Matthew Keys, deputy social media editor for Reuters.com, is seen in his online profile in this undated photo. REUTERS/Staff
Matthew Keys, deputy social media editor for Reuters.com, is seen in his online profile in this undated photo. REUTERS/Staff

SACRAMENTO (Reuters) - Former Reuters.com Deputy Social Media Editor Matthew Keys pleaded not guilty on Tuesday to federal charges that he aided members of the Anonymous hacking collective.

Keys, 26, on Monday said he was fired by Thomson Reuters , the parent company of Reuters News.

Keys was indicted in March by a federal grand jury in Sacramento on three criminal counts, alleging he entered an Internet chatroom used by members of the hacking collective Anonymous and helped hackers gain access to the computer system of Tribune Co. in December 2010. A story on the Tribune's Los Angeles Times website was altered by one of those hackers, the indictment said.

The alleged events occurred before he joined Reuters in 2012, the indictment indicated.

Keys was silent during the hearing in federal district court in Sacramento as his lawyer Jay Leiderman entered the plea. A status conference was set for June 12.
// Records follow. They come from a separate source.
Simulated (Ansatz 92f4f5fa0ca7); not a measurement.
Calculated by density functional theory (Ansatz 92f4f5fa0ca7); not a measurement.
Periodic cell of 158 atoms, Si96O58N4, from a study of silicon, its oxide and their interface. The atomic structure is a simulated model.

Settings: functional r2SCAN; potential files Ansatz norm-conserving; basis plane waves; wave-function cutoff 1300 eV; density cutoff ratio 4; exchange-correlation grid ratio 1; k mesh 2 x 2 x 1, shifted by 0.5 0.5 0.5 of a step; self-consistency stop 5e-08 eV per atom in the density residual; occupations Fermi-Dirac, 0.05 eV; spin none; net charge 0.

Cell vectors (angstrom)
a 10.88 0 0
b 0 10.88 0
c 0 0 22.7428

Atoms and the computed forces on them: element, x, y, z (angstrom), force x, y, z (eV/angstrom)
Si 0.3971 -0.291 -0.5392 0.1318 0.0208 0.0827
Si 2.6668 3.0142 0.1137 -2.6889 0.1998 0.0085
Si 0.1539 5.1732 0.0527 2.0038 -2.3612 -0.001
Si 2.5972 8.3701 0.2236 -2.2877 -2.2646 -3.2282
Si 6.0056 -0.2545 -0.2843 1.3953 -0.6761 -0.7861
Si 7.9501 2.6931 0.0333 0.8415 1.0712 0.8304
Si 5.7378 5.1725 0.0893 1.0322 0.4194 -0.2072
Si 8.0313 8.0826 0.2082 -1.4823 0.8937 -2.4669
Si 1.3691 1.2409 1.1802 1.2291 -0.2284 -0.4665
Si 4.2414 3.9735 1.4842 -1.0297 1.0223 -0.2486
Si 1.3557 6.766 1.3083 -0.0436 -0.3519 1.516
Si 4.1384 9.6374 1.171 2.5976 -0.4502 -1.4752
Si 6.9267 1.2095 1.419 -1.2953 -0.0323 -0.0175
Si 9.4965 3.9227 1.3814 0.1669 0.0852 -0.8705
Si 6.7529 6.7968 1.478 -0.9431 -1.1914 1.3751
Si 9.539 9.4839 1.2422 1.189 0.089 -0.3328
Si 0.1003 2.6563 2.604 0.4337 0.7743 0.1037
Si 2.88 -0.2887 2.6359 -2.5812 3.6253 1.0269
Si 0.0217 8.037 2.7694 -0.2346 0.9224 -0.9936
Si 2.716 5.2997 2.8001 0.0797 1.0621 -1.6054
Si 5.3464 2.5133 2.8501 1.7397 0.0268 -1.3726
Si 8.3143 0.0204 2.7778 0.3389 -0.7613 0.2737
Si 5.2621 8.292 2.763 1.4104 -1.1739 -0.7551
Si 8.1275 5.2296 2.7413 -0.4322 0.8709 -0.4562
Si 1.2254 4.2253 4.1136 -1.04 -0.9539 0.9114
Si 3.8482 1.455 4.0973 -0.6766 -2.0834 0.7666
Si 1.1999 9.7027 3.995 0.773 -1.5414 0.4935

"He was a journalist in that chatroom, absolutely, but he didn't do the acts he was accused of doing," Leiderman told reporters outside the courtroom. It appeared as if someone else assumed Keys' chatroom identity, he said.

Since the indictment, Keys has continued to tweet about himself and about news events. Thomson Reuters has confirmed that he no longer works at the company.

The maximum for conviction on all three counts would be 25 years in prison, although actual sentences handed down by judges are often far less than the maximum.

In his job at Reuters, Keys posted news from Reuters and other sources on both company Twitter feeds and other means, including his own Twitter account.

He was suspended from Reuters after last month's indictment and his access to his Reuters email account was cut off. He continued to tweet from a personal account, @TheMatthewKeys, and identified himself as an editor at Reuters.

Keys in a blog post on Monday wrote that his coverage of the Boston Marathon bombing last week — such as tweeting information from police scanners that ended up being incorrect — was one of the reasons he was given for his termination. He has changed his profile description to "Former Deputy Social Media Editor at @Reuters".

A Thomson Reuters spokeswoman declined to comment.

The case in U.S. District Court, Eastern District of California, is United States of America v. Matthew Keys, 13-82. The case in U.S. District Court, Eastern District of California, is United States of America v. Matthew Keys, 13-82.